Procol Harum was instrumental in launching prog rock, a genre that produced some of rock's most pretentious, embarrassing junk. But the group consistently made ambitious, high-minded music without sounding pompous, conveying complex musical and lyrical ideas within compact, artfully crafted songs. And best of all it rocked.
Rising from the ashes of white R&B combo The Paramounts, Procol Harum never lost touch with its roots, applying an earthy edge to even the most grandiose conceptual leaps. Gary Brooker's soulful vocals and gospel piano-pounding lent immediacy to lyricist Keith Reid's surrealist wordplay, while organist Matthew Fisher's classical interpolations balanced majesty and grit. The band scored a hit in 1967 with its enigmatic début single, A Whiter Shade of Pale, and spun that success into a decade-long career that spawned such memorable albums as Shine on Brightly, A Salty Dog, and Grand Hotel.

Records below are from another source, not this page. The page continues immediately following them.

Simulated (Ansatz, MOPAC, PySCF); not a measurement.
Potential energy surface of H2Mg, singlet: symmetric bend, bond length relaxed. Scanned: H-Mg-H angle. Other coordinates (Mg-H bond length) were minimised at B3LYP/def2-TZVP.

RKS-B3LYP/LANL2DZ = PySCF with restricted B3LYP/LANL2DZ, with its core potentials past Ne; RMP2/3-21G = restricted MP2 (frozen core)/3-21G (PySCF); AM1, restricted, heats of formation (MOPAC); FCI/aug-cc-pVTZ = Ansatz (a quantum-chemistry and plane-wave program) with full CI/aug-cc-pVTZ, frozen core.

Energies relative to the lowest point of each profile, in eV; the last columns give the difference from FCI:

Procol Harum's 1991 reunion effort, The Prodigal Stranger, unwisely ditched the group's trademark sound in favor of a contemporary production sheen. The new Well's on Fire (Eagle) is truer to the band's original style, with some worthy Brooker/Reid compositions and solid performances by the ensemble's current incarnation, which includes Brooker and Fisher plus ex-Crawler guitarist Geoff Whitehorn, former Big Country drummer Mark Brzezicki and bassist Matt Pegg. This line-up has been active for nearly ten years so expect it to do justice to the classics in these intimate gigs.